Nvidia’s RTX 2080 Ti remains the most powerful graphics card in the GeForce lineup, and with that hallowed ground comes an equally harrowing Founders Edition price tag of $1,199. Yet that hasn’t halted efforts to build bigger, better, and even more expensive graphics cards. In the true spirit of one-upmanship, MSI is now set to be the first to shove 16Gbps memory into its enthusiast-grade RTX 2080 Ti Gaming Z Trio.
According to MSI’s news post, the memory switch counts for a 5% performance increase over the otherwise identical 14Gbps RTX 2080 Ti Gaming X Trio. Both feature the same GPU boost clock of 1,755MHz, and the cooling solution remains the same beefy, slightly screwy, design. However, the tweaked memory on the Gaming Z Trio tips it over the line a little ahead of the 14Gbps Gaming X Trio.
That 5% could be enough to see the Gaming Z Trio outperform even Nvidia’s super-smart Titan RTX. The inference card built for AI and deep learning is more or less an RTX 2080 Ti with all the extras: the full TU102’s 4,608 CUDA Cores, 1,770MHz boost clock, and 24GB of 14Gbps GDDR6 memory.
With plenty of memory to keep it well-fed, and a slight CUDA and clock speed advantage, the Titan RTX has long been marginally faster than the Founders Edition RTX 2080 Ti. However, third-party coolers that allow Nvidia’s GeForce GPUs to really crank up the frequencies (thanks to Nvidia’s GPU Boost technology), and generous factory overclocks, have seen the gap shrink to just a couple of frames.

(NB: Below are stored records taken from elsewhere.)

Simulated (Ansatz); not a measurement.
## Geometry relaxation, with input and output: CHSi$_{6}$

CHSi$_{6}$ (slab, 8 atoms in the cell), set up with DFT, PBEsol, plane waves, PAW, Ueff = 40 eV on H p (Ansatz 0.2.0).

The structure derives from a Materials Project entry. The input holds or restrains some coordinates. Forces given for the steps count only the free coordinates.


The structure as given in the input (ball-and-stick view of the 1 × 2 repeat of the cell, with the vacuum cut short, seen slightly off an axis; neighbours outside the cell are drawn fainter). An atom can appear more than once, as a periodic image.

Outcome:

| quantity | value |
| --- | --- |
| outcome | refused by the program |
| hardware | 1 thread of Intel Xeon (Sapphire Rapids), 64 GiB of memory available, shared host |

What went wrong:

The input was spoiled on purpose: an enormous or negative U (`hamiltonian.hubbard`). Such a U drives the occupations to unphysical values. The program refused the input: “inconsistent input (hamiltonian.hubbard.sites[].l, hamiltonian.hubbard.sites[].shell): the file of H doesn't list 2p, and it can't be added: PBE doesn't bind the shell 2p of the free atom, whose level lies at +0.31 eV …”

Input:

If MSI’s numbers are to be believed, the move to 16Gbps GDDR6 memory should take the highly competitive Gaming X performance and turn it up to… well, 16. In doing so it could allow the Gaming Z Trio to top the Titan RTX in-game by a small margin.
The value of memory bandwidth cannot be understated, either. Take the GTX 1660 Super. Identical in almost every way to the GTX 1660, the upgrade from GDDR5 to GDDR6 memory caused it to perform some 15-20% faster.
Perhaps that’s why MSI is keen to release an updated Turing card a year and a half following its initial release: it wants the championship title before the next generation of Nvidia’s professional and gaming chips tear up the rulebook once again later in the year.